The survey points to a shift in how people move through search results. Thirty-one percent of respondents said AI-generated summaries make them spend more time researching. Just 16 percent said they spend less time. More than two-thirds scroll past Google’s AI Overview instead of stopping there. When shopping, 31 percent said AI summaries led them to consider more products, while 7 percent said they considered fewer.
Emma Mathison, senior principal analyst in Gartner’s marketing practice, summed up the finding in a clear warning to the industry. “Marketers cannot afford to think of AI as a replacement for traditional search.” She added that visibility now depends on showing up in AI answers and classic results, while keeping content clear and credible.
Consumer behavior around queries is also shifting. In a second Gartner survey of 365 U.S. consumers, conducted in July and August 2025, just over half said GenAI changed how they research. Among that group, many reported using more detailed or conversational queries. Some even use GenAI tools to shape prompts before running a Google search.
These patterns fit a wider trend that marketers are already seeing. Search is fragmenting across engines, social platforms, retail sites, and AI tools. AI summaries promise speed, yet the data shows they often trigger follow-up questions instead of closing the loop. That means you face longer decision cycles and more touchpoints before a purchase.

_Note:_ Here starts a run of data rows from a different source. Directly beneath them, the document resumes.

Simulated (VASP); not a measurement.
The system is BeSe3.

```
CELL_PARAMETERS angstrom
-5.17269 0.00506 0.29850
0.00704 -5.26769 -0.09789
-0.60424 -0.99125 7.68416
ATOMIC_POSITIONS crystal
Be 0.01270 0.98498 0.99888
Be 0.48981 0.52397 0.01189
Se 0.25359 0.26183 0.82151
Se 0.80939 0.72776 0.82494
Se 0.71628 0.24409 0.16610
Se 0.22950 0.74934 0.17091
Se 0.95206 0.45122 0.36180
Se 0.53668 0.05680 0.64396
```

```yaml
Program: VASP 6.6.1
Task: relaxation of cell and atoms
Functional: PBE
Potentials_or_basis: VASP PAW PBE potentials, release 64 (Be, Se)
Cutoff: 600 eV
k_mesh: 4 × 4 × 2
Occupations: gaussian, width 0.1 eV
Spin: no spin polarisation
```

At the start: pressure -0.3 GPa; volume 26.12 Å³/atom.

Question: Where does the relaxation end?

For marketing teams, this raises practical issues. You can no longer treat search optimization as a single channel problem. Content needs to work in standard search results, AI summaries, reviews, and comparison pages. The Gartner data also hints at rising consumer frustration with shallow answers, which puts pressure on brands to publish material that supports deeper research.
The full report, Diversify AI Search Strategies for Consumers’ Broadened Research Habits, is available to Gartner clients. For everyone else, the takeaway is straightforward. GenAI is reshaping search behavior, yet it sits alongside existing habits rather than wiping them out. If you rely on search to reach customers, your strategy now has more moving parts than before.